The Chinese leaders are no better at math than we are. They can add up the numbers just as well we can, but they actually look at the result. While our leaders have long ago taken refuge in post-modern ideas, in which morality is relative, numbers are imaginary and following a rigid ideological agenda is the solution to every problem. The Chinese understood that too. They had the Little Red Book, we have the Big Green Book. And there it says that instead of addressing social security and creating a friendlier business climate-- we should subsidize high speed rail and green technology. And that will solve everything, because that's dogma. And no one says no to dogma.
The worst of it all is the unseriousness. The unwillingness to think and plan ahead.

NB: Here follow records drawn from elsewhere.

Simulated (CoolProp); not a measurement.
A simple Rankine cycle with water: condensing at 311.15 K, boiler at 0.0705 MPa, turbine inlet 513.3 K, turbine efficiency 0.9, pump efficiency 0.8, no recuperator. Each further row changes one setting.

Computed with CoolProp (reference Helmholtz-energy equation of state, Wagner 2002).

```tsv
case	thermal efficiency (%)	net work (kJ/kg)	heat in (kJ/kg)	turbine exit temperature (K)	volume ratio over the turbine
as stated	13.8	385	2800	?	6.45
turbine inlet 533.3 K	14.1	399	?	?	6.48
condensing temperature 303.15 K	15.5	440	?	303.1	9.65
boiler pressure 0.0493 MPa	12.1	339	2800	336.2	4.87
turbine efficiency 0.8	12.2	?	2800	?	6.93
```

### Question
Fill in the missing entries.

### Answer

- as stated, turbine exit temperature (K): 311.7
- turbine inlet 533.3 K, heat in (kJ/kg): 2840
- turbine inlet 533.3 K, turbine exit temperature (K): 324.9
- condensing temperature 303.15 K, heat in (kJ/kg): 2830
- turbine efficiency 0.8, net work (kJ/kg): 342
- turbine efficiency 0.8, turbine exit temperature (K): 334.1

A year ago it had become common wisdom that nuclear power was now a credible alternative. Everyone from Paul Newman to Obama had come around to promoting nuclear power as a safe clean alternative. Now after the tsunami, nuclear power is dead all over again. A year from now when memories of Japan fade and another oil spill happens, nuclear power may make another comeback. What does that say about a policymaking apparatus with the attention span of Paris Hilton? Can people who think that way lead a competitive nation, or just ride herd on a collapsing dinosaur by snatching up popular ideas the way a magpie gathers pennies. There's no call for a Sputnik moment here, just an IQ test.
There is no such thing as clean and safe energy. Energy is inherently dangerous and polluting. Start with a basic campfire out in the woods, and you risk ending up with a forest fire that can swallow thousands of acres of forest. And that's with a small fire meant for cooking marshmallows. Now imagine the ridiculousness of pretending that we can have safe power when our goal is to power half the eastern seaboard. We can have cleaner energy, but the cleaner it is, the more expensive it is. Which negates its usefulness. You can build a campfire with two bucks worth of supplies. Now imagine a cleaner campfire that costs 2,000 dollars worth of supplies. Would you use it to roast marshmallows? Of course not. That's why Green Energy is touted side by side with energy efficiency, cleaner energy means more expensive and less available energy. And that means poverty.
All forms of affordable energy delivery have their downside. Coal, gas, oil and nuclear. They all have a human cost. And there's no real way around that. Technology isn't magic. It's a set of implemented techniques that work around the laws of the universe to achieve human ends. It doesn't give us what we want, but what we need. And there's always a price to pay.
China cares nothing about pollution, we care a great deal about it. So we regulated and regulated, until most of our factories moved to China. Now we have cheap imports, but no jobs. Which would have been a fair deal, if we had chosen it. But instead it was chosen for us by leaders who insisted that we didn't have to compromise on either one. We could have tough pollution regulations without losing a single job. Well we couldn't. And when that happened, the leaders came back and said that we didn't need those jobs anyway. The government would pay for us to go to college and get better jobs, cover our mortgages and pay our bills. All we would have to do is pay taxes. And now we have mountains of debt and no jobs.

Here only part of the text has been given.